Canes Focus: Suriya McGuire
By David Villavicencio
CORAL GABLES, Fla. - Leaving for college is tough for many athletes.
While the excitement of participating in college sports can be uplifting, many athletes struggle with leaving family and friends behind to further their athletic and academic careers.
Miami guard Suriya McGuire was a star at Roosevelt High in Minneapolis, Minn., but the 5-foot-11 guard decided she wanted to play collegiately for the Hurricanes.
Like many college athletes around the country, McGuire was leaving her family and friends behind to pursue a college degree and athletic career. But the sophomore was leaving behind her best friend and closest confidant, her mother, Anjali.
"It's always been me and my mother," Suriya said.
The two have been inseparable, moving from city to city because of Anjali's job as an on-air radio personality. When Suriya decided she was going to attend Miami, both McGuires wondered what it would be like to be apart. Anjali admitted that she worried about how different it would be without Suriya around.
"Suriya is everything to me," Anjali said. "My career is very important to me but my number one job has always been being her mom. I was always including her in anything that I did. She is always with me. People say we are connected at the hip. She is my best friend. She's not just my daughter."
The two did not have to worry for long, as Anjali found an opening at 95.7 The Beat in Tampa Bay. "Anjali the Queen B" moved to Florida to be closer to Suriya and she says the two of them could not be happier.
"I moved here because of her," Anjali said. "Part of me left, so I left Minneapolis to specifically be with her. Tampa was the closest I could get and it's such a blessing to be able to come see her. It was definitely worth moving and being closer to her."

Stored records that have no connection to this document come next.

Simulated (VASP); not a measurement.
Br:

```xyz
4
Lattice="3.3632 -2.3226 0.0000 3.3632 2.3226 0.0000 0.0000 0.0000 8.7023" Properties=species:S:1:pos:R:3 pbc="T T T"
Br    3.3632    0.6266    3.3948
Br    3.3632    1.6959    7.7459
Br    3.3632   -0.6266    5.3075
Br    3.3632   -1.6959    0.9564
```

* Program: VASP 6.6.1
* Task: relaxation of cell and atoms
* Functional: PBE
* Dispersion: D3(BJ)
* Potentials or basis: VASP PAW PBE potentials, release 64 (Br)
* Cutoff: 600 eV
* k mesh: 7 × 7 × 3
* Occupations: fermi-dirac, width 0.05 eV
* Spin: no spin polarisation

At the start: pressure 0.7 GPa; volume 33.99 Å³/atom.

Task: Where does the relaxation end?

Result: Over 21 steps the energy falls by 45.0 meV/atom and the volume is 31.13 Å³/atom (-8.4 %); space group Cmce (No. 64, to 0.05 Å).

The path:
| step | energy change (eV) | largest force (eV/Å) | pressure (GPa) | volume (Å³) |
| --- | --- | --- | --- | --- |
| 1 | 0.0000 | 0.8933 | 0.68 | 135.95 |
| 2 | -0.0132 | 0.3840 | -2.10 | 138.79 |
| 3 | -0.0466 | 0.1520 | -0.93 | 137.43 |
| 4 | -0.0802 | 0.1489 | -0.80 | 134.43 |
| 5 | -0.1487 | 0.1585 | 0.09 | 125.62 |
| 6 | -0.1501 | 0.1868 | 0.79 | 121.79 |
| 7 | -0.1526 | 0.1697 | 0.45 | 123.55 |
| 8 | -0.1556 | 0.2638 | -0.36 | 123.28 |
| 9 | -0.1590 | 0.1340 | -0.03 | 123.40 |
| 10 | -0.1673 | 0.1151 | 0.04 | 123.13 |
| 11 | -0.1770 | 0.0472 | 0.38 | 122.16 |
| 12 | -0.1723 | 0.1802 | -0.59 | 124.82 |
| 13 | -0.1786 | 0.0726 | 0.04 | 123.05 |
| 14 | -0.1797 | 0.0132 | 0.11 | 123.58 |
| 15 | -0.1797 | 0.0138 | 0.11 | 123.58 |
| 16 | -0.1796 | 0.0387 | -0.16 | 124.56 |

The two speak daily on the phone and Anjali has come to visit Suriya at Miami "at least seven times." Anjali was in attendance for Sunday's game against North Carolina and was incredibly proud to see her daughter fulfilling her dream.
"It's such a blessing to see her succeed," Anjali said. "This is what she has worked so hard for. It's her passion. When I used to come home from work at two o'clock in the morning, she would ask if we could go outside and shoot. She would go to bed with the basketball. This is what she's always wanted and always worked for."
McGuire has provided key contributions to the Canes this season. Her tenacious defense has been instrumental in several Miami victories. Suriya has also hit a pair of game-winning shots, most recently in a win over Wake Forest on January 24.
"I think I've matured a lot," Suriya said. "I still have a lot of growing to do, but compared to last year, I've grown. I've been in a numerous situations where I could have either broke or progressed and I feel like I've been growing and progressing."
Suriya admits that she would like to be more confident on the court, but she struggles to maintain her confidence at a high level.
"It's always been that way for me," McGuire said. "It's not like I lost confidence when I got to college, I've been this way my whole life. I'm very passive. Everyone says 'you're right there, just shoot.' I've always been the player to pass first and not shoot. It's always been a confidence thing for me."
McGuire feels that a talk with her mother or some time with members of her Miami family help get her confidence back on track.
"I talk to my mother a lot," McGuire said. "The coaches try
to keep me in it and so do my teammates."
Two teammates who McGuire turns to frequently are senior captain Morgan Stroman and junior guard Krystal Saunders.
"I got attached to Stro before I even got to school," McGuire said. "She kept communicating with me and trying to get me to come here. We just clicked. People say that we should be sisters. We say the same things and finish each other's sentences."
Stroman felt a connection with McGuire from the minute the two met during McGuire's recruiting visit to Miami.
"When she first got here, we noticed that we had the same personality," Stroman said. "She wasn't even my recruit. I was just helping out, but we connected. Once she got here, we hung out more and developed that friendship and bond. That's like my sister on the team. I could tell her just about anything and be comfortable."
While McGuire and Stroman became close friends instantly, McGuire's relationship with Saunders took more time to develop.
"Me and Krystal got close with time," McGuire said. "She was my teammate and we were cool, but now, she is one of my best friends. It doesn't matter what it is, she will let you know what you need to know. That helps me. I like that she is honest with me."
Beyond being honest with McGuire, Saunders also helps keep a very emotional McGuire calm and focused.
"I'm a very emotional player," McGuire said. "When I don't make a shot, you're going to know. When I don't get a steal, you're going to know. When I do get it done, you're going to know, too. Krystal Saunders is the one that keeps me calm on the court and talks me through some things."
McGuire would like to control her emotions a bit better and improve on her jump shot. But the talented guard believes she can make the biggest contribution to Miami basketball by maturing as a player and a person.
"I hope that I keep progressing," McGuire said. "I feel like every year I have grown and I want to continue to mature. I feel like I can do that and I want to continue to see myself progress and the team progress."
Anjali is confident that her daughter will continue to improve on and off the court and accomplish her goals.
"She is my greatest joy, my greatest accomplishment and my greatest legacy," McGuire said. "I feel like the best is yet to come."